This repo consists of the following items:
- A dataset called training_dataset.h5 located in the data folder
- A data dictionary with a description of the various features and acceptable values located in the reference folder
- A models folder where you will upload your pickled model for assessment
InstaFace (IF) is a cutting edge startup specializing in facial recognition. As a hot tech startup, IF is constantly on the lookout for identifying and hiring the best talent. Because they are the best at what they do, their applicant pool is massive and growing. In fact, the number of applicants has grown so large and so fast that Human Resources just can't keep up, so they need your help to create an automated way to identify the most promising candidates. In particular, they asked that you create a model that can take a number of predefined inputs and output a probability that a particular candidate will be hired. The good news is IF has hired scores of data scientists, so the dataset is relatively rich. One thing to note is that IF has automated some of their information collecting processes but also relies on human data entry for the remainder. The latter has been a source of error in the past.

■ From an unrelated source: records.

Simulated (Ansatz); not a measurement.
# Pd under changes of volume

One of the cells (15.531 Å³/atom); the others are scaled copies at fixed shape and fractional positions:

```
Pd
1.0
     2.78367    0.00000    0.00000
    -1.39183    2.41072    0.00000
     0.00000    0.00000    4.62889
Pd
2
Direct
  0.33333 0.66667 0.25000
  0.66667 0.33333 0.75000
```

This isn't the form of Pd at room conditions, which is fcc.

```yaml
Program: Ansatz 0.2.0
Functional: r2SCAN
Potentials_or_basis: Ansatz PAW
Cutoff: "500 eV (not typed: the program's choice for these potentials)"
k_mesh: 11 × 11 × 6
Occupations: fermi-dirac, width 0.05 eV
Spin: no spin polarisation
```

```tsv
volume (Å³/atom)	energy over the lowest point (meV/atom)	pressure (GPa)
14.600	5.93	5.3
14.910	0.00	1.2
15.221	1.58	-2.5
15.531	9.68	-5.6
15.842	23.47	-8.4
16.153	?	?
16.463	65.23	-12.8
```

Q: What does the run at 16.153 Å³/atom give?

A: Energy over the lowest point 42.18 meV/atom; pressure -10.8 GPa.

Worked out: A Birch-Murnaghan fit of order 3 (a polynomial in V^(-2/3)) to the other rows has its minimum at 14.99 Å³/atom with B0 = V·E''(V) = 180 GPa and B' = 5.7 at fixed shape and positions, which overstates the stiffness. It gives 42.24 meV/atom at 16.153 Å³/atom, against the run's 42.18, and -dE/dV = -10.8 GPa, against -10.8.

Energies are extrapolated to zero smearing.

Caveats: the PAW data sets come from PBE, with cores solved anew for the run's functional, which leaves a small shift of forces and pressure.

Your goal is to fork this repo, investigate the provided dataset, build a series of models, and upload a pickelized version of your best model for assessment. Specifically, your model will be assessed on a test set that has been withheld. You will be assessed on your log loss score. At the end you will receive both your log loss score and a description stating how well you did (e.g. needs improvement, satisfactory, proficient).
Python 3 is the wave of the future. All of your work must be completed in Python 3. If you code in Python 2 and submit your pickled model in Python 2, you're going to have a bad time.